HELP! How do I add static routes on a Microsoft Small Business Server ?

  • also known as “Spiny swallows his networking pride”.

Background: I’m involved in a network project in my copious free time, and we’ve run into a snag: We need to have two exit points from a LAN - one exit point is the server/proxy, a Microsoft SBS (Small Business Server) box with two NICs, one for the Internet connection and one for the LAN. The other exit point is a Cisco 2621 router that connects to a satellite office (via VPN).

I need to install some sort of route on the server, so that traffic destined for the satellite office can be handed off to the router.

Now, while I can configure Cisco routers to arc-weld underwater, I can hardly keep my own Windows PC running. Microsoft-savvy I’m not. And so I turn to the Teeming Millions…

Further details: For historical reasons, the client PCs have the server as their default gateway. Changing this would not make anyone happy. The server knows exactly two networks: The local one and the Internet. And it knows that non-local traffic should be handed to the Internet, so there is some capability to make a routing decision there.

In my salad days, I would sometimes install a route in a server like this: route -p add 131.107.3.0 mask 255.255.255.0 131.107.3.1 (these are not live IP addresses) - has this fallen by the wayside ?

My partner in crime on this job is a really good guy with Microsoft, but not that hot on networking.

Anyhow, any and all comments , hints, help, offers to drive out and fix it etc. etc. would be most welcome.

I shall sing the praises of whoever comes up with a solution.

I have Windows 2000 Server, not SBS, but it’s likely to be the same.

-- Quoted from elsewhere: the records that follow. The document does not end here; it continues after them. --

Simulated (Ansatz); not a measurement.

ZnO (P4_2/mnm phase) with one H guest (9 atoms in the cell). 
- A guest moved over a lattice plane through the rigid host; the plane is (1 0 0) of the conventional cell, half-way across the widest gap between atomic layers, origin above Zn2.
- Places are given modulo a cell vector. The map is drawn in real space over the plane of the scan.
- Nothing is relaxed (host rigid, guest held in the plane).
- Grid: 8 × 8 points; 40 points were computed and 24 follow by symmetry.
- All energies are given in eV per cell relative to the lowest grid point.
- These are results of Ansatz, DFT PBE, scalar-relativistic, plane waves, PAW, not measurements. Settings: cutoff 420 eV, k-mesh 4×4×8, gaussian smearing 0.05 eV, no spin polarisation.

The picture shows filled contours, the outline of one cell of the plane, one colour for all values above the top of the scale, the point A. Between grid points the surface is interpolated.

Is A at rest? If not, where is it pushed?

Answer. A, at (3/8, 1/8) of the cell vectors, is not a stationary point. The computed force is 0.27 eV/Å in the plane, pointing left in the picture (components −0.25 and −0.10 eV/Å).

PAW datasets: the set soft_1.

What you have looks like it should work. Of course if you are making a static route, make sure you any competiing routes are removed or modified. The help text (“route /?”) gives this example, but everything after “route” is optional.

route -p ADD 157.0.0.0 MASK 255.0.0.0 157.55.80.1 METRIC 3 IF 2

where the numbers are, in order, the destination, the mask, the gateway, the metric (cost for the destination), and the interface number.

You can find more information at www.windows2000faq.com. It has a section specifically on routing.